Data Scientist # 5177652
* Participate in building smart data systems that ingest, model and analyze massive flow of data from online, social, mobile and offline commerce/user activity to set key business attributes for millions of products in real time. You will use cutting edge machine learning, data mining and optimization algorithms underneath it all to analyze all this data on top of Hadoop/HBase/Hive.
* You will have the opportunity to create applications that will impact over 1.5 billion customers in a true global environment. Help invent the next generation of e-commerce; integrated experiences that leverage the store, the web and mobile, with social identity being the glue.
* Apply strong expertise in Java, machine-learning, data mining, and information retrieval to design, prototype, and build the next-generation of client's semantic-based engines and services.
* Build next-generation search and natural language interfaces that apply semantic technology to match user intent and interests with products.

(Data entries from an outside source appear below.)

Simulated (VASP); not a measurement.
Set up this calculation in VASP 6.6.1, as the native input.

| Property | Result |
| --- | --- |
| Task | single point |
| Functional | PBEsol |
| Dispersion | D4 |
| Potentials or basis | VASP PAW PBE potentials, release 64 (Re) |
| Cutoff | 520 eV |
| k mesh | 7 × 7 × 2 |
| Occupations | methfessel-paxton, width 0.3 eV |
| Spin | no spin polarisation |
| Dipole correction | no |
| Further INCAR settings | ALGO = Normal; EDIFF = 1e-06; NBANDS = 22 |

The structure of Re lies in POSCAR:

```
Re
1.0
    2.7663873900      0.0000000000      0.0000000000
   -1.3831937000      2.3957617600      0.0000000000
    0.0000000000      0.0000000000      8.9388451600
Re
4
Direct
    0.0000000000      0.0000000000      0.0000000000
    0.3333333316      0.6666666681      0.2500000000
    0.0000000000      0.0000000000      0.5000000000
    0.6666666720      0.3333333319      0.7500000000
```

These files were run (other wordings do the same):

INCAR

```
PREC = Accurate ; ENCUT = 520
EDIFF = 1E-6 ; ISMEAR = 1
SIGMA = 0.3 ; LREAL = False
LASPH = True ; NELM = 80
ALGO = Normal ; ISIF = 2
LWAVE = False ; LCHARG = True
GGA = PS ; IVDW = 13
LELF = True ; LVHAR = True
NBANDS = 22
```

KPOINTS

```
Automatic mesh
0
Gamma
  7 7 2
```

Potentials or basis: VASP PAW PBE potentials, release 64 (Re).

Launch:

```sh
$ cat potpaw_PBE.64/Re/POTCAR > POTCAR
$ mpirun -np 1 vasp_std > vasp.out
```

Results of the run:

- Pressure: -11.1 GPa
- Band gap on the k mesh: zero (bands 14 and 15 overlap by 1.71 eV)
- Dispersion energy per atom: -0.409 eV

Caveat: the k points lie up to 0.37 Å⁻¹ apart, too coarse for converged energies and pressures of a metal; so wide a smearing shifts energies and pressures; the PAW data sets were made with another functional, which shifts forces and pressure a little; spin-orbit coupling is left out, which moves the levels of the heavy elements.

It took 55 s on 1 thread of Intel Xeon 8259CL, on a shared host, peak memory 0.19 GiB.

Following are important skills
- MapReduce - must
- Hive - must
- Python - must
- SQL - must
- Machine Learning is great
- Data Sanitation
- Automation and transformation of data
* PhD in Computer Science, Statistics or related field; OR a Master’s degree or equivalent in Computer Science, Statistics or related field and 2 years of related experience.
* Knowledge of machine learning, information retrieval, data mining, statistics, NLP or related field.
* Programming skills in one of the following languages: Java, Scala, C/C++.
* Knowledge of one of the scripting languages such as Python or Perl.
* Experience analyzing and interpreting the results of product experiments. Knowledge of statistical languages such as R.
* Experience working with large data sets and distributed computing tools (Map/Reduce, Hadoop, Hive, or Spark).
* Working knowledge of Relational Data Base Systems and SQL.
* Experience managing end-to-end machine learning pipeline from data exploration, feature engineering, model building, performance evaluation, and online testing with big data set.
* Prior experience in this area with eCommerce or Online Retail would be a plus.
* Knowledge of PIG, UDFs and Hadoop streaming is required.
* Preferred US education.
* Proven experience working with big data in a Fortune 1000 (especially if it is a technology) company.
* Predictive modeling is a plus.